BAVC Preservation Collaborates with ENTRE in the Rio Grande Valley

Published On: June 4, 2024 |

Last month, Tim Lake, Co-Director of BAVC Preservation, had the privilege of being invited by ENTRE to teach a two-day, in-person version of HOT-AV. Read Tim’s first-hand account of his experience visiting the organization below:

ENTRE, founded in 2021 by artists and filmmakers C. Diaz and Andres Sanchez, is a community film center and regional archive dedicated to providing access, knowledge, and skills in filmmaking and archival practices. Its mission aligns closely with that of BAVC Media: to inspire social change through diverse voices and talents.

BAVC Preservation is nationally recognized for the highest quality of video preservation and access. Though the preservation department got its start (30 years ago!) as a Bay Area digitization lab, our legacy has grown to offer services, support, and skill sharing all over the United States. A key to that expansion has been our Hands-On Training With Analog Video (HOT-AV) initiative.

Thanks to crucial grant funding from the National Endowment for the Humanities, BAVC Preservation has developed, produced, and delivered a portable, tangible curriculum that introduces communities across the country to video basics. Composed of instructional video lessons and a robust toolkit of video hardware, participants in HOT-AV can learn complex video signal monitoring and calibration at their own pace, in their own backyard. Initially offered as a fully-asynchronous web-based training course, HOT-AV has evolved to collaborate in-person with a number of host sites, including Queens College in Flushing, New York, and ENTRE Film Center in the Rio Grande Valley, Texas.

As part of Preservation Week in early May, I was invited by ENTRE to instruct a two-day, in-person version of HOT-AV. Founded in 2021 by artists and filmmakers C. Diaz and Andres Sanchez, ENTRE is a community film center and regional archive whose mission encompasses much of what BAVC Media stands for: to provide access, knowledge, and skills in filmmaking and archival practices, and to inspire social change through diverse voices and talents.

Its location in the Rio Grande Valley of South Texas is intrinsically tied to its lifeforce – the narrative that belongs to the communities along the US/Mexico border is subject to a constant and historical raft of sociopolitical, economic, and environmental upheavals that threaten the identity of those that have carved it. ENTRE provides a conduit for the people of the RGV to define their regional history and to shape its future.

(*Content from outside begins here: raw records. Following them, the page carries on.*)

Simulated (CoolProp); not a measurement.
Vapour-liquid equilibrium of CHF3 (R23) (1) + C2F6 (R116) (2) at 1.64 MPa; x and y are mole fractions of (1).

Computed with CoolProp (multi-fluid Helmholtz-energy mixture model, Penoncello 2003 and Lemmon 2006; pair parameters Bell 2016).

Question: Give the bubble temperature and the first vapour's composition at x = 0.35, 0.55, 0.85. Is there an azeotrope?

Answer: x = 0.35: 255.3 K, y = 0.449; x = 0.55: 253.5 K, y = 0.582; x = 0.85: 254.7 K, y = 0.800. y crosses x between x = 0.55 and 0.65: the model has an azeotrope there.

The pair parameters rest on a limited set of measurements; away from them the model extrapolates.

BAVC Media has the benefit of decades of community goodwill, nurtured by the ebb and flow of the financial, political, and artistic influence of the Bay Area. We’re able to gain perspective from the efforts of radical archivists like those at ENTRE, whose resilience has protected cultural erasure under a complex network of challenging circumstances. I was particularly struck by the story of Boca Chica Beach, la playa de la gente, a people’s beach where the Rio Grande River meets the Gulf of Mexico.

A sacred place for generations of families, and the home of the indigenous Carrizo/Comecrudo Tribe of Texas, Boca Chica Beach has recently been jeopardized by the development of SpaceX. A state bill allows SpaceX to close access to the beach at any time, as they test rocket engines at their nearby facility. Boca Chica, Corazón Grande, a community archive project headed by Monica Sosa at ENTRE, honors the true nature of Boca Chica Beach through a variety of historical media. Photographs, home movies, and oral histories are woven together to create an archive that is at once comfortingly nostalgic and proactively forward-thinking.

I was no less inspired by the participants in the two-day HOT-AV workshop, taking place at the Museum of South Texas History (MOSTH). Bringing together library/museum professionals, archival students and practitioners, and history hobbyists, we engaged in lively dialogue bridging technology and culture. We learned about the essential elements of video equipment and signal processing, highlighting the most crucial components for do-it-yourself preservation. We discussed practical applications of identifying formats and treating video errors. I in turn picked up a lot of lessons on grassroots organizing, and it quickly became clear how this community in South Texas will make the most of the resources available to them.

Their story, like all stories across the country, is incredibly unique. At the end of my visit, I was asked by Andres, casually but pointedly: when did you first realize that you weren’t the main character, that your actions are directly or indirectly in concert with everything around you? I’ll leave all of us to answer that for ourselves, but the folks at ENTRE and within the RGV community seemed to have realized this from a very young age.